Real Analysis, Folland Problem 2.3.19 Integration of Complex Functions 
Problem 2.3.19 - Suppose $\{f_n\}\subset L^1(\mu)$ and $f_n\rightarrow f$ uniformly.
a.) If $\mu(X) < \infty$, then $f\in L^1(\mu)$ and $\int f_n \rightarrow \int f$.
b.) If $\mu(X) = \infty$, the conclusions of (a) can fail. (Find examples on $\mathbb{R}$ with Lebesgue measure).

Attempted proof a.) Let $\{f_n\}\subset L^1(\mu)$, $f_n\rightarrow f$ uniformly, and $\mu(X) < \infty$. There exists an $N\in\mathbb{N}$ such that $|f_n(x) - f(x)| \leq 1$ for all $n\geq N$ and for all $x\in X$. Therefore, $$\int |f|\leq \int |f-f_N| + \int |f_N|\leq \int 1 + \int |f_N| < \infty$$
so $f\in L^1(\mu)$. Set $g = 1 + |f|$. Then $\int g = \mu(X) + \int |f|$, so $g\in L^1(\mu)$ and $|f_n|\leq g$ for all $n\geq N$. So by the Dominated Convergence Theorem $$\lim_{n\rightarrow \infty}\int f_n = \int f$$
I do not understand in this proof why $$\int 1 = \mu(X)$$ where does this come from? I also haven't figure out anything clever for part (b) yet. Any suggestions is greatly appreciated.
 A: 
Problem 2.3.19 - Suppose $\{f_n\}\subset L^1(\mu)$ and $f_n\rightarrow f$ uniformly.
a.) If $\mu(X) < \infty$, then $f\in L^1(\mu)$ and $\int f_n \rightarrow \int f$.

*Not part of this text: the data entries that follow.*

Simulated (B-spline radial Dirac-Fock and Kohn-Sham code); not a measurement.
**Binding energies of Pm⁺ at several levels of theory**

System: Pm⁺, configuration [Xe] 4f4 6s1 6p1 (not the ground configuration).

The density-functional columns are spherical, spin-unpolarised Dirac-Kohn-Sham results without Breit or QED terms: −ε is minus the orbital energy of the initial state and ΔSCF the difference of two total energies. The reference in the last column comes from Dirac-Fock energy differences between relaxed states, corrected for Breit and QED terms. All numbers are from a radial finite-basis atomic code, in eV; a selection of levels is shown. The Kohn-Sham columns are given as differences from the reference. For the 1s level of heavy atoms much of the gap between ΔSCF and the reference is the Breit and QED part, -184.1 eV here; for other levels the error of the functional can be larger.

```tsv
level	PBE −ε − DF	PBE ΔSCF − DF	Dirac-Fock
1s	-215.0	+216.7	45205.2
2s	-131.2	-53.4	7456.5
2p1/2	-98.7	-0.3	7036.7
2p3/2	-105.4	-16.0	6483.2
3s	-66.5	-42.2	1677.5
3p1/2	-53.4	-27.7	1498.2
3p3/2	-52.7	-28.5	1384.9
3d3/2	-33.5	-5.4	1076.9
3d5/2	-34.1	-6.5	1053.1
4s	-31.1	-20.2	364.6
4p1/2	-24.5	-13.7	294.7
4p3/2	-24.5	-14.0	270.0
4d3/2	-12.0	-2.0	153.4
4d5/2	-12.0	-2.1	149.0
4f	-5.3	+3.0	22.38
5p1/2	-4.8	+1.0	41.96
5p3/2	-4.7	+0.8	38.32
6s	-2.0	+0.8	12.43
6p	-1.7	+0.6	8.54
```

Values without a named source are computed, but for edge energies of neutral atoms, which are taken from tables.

b.) If $\mu(X) = \infty$, the conclusions of (a) can fail. (Find examples on $\mathbb{R}$ with Lebesgue measure).

Proof
Initial remark: We know from the definition of integral for simple functions that, if $E\in \mathcal{M}$ , $$\int \chi_E = \mu(E)$$
In particular, the function constant equal to $1$ coincides to $\chi_X$. So
$$\int 1 = \int \chi_X = \mu(X)$$
a.) Let $\{f_n\}\subset L^1(\mu)$, $f_n\rightarrow f$ uniformly, and $\mu(X) < \infty$. There exists an $N\in\mathbb{N}$ such that $|f_n(x) - f(x)| \leq 1$ for all $n\geq N$ and for all $x\in X$. Therefore, $$\int |f|\leq \int |f-f_N| + \int |f_N|\leq \int 1 + \int |f_N| = \mu(X) + \int |f_N|< \infty$$
so $f\in L^1(\mu)$.
Now, let $g = 1 + |f|$. Then $g \geq 0$ and $\int g = \mu(X) + \int |f|<\infty$, so $g\in L^1(\mu)$ and $|f_n|\leq g$ for all $n\geq N$. So by the Dominated Convergence Theorem $$\lim_{n\rightarrow \infty}\int f_n = \int f$$
b.) The condition $\mu(X)<+\infty$ is essential in part a.).
Consider $X=\mathbb{R}$ and $\mu$ the Lebesgue measure (defined on the Borel or Lebesgue $\sigma$-algebra).
For all $n\in \mathbb{N}$, $ n\geq 1$, let $f_n=\frac{1}{n} \chi_{[0,n]}$. It is easy to prove that
$\{f_n\}\subset L^1(\mu)$ and $f_n\rightarrow 0$ uniformly, but, for all $n$,
$\int f_n =1$. So
$$\int f_n =1 \nrightarrow 0= \int 0$$